On my long drive back from Pennsylvania, I had a lot of time to reflect on the last six months of my life. It feels just like yesterday I was talking about the flowers budding as I wiped tears from my eyes. “New beginnings,” I said. I smiled at my best friend and whispered, “I’m going to be okay,” and honestly kind of laughed at myself as I said that. I didn’t really know it then, but I know it now-and I am.
I’ve lost many amazing people in my life. Death is not an easy experience. But the death of love? That was new to me; too new. I wasn’t okay with the fact that love can burn out like a melted down candle. I wasn’t okay knowing that I will always hold a special place for him in my heart. I thought when a relationship ended, all feelings and heartbeats should cease and hatred, anger, and resentment should replace what once was utter happiness. I still have a hard time grasping these ideas, but I know them as the truth-and truth they are/truth they always will be.
The hardest part of getting over this has been the memories. My mind is either very intelligent or very, very stupid. I’ve had this ability-maybe a defense mechanism-to completely remove the mental image of him out of my brain. Sure, I can still feel and I still have that inner dialogue where I can say his name. But, to see his face-to remember all of the amazing times where I thought my entire life was written, signed, and sealed-and even to remember the night it all ended-this is something I cannot do. I know it’s more of a “will not” than a “cannot,” but I feel so much better not being able to remember those images. I know it’s probably not healthy and I know it’s going to be the next step in creating a better me, but at least for right now, if I’m not ready to do it, at least I’m ready to admit it. Admitting is half the battle when it comes to dealing with your inner struggles.
When I look back on this spring and summer and when analyzing how I feel at this very moment: I. Feel. Happy.

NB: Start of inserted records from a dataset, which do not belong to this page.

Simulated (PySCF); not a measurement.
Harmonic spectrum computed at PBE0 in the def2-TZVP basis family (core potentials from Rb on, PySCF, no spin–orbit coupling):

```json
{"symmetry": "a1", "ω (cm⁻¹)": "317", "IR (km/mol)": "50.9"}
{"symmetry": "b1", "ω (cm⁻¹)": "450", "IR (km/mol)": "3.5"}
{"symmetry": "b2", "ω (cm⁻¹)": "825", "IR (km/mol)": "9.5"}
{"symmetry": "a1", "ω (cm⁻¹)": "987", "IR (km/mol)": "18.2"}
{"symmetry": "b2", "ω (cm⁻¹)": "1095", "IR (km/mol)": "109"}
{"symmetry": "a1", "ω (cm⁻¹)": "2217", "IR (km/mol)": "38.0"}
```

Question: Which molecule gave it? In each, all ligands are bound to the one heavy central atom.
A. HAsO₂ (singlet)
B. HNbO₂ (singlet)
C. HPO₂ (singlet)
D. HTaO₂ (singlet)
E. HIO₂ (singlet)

I had an amazing summer. I spent it with the people who mean the absolute most to me. I didn’t take one single moment for granted. I jumped at every opportunity and chased the sun through each month with happiness and more understanding than I ever have. Do I still feel empty at times? Of course I do. It isn’t in my nature to forget something I felt so strongly about. I’ll always have a missing spot in my heart until someone comes along who fits into my crazy passionate puzzle. Did I find a new love? Absolutely not! I will always enjoy dating and boys. I enjoyed it before I met him and have had just much fun after him. I won’t search for love because I know I cannot go looking for something so indescribable. I can search for dates, or cuddles, or my next kiss. All I need to search for is everlasting happiness. Because where there is happiness and warmth, love will come searching. And as much as my heart was in so much pain and even now, still gives me a little sting here and there, I know I will always be okay.
Because I truly loved.
With every single breath of my lungs and every pump of blood in my heart.
I loved madly.
I loved unconditionally.
I honestly could not have loved any better.
And for all of these reasons, I know love will find it’s way back to me. I’m not looking, I’m not pursuing, and I’m not going to get my panties all up in a twist if I’m single for the next few years. Why? Because as much as I experienced all of this joy, there is nothing greater in this world than to have love for yourself. And that, my friends, I do.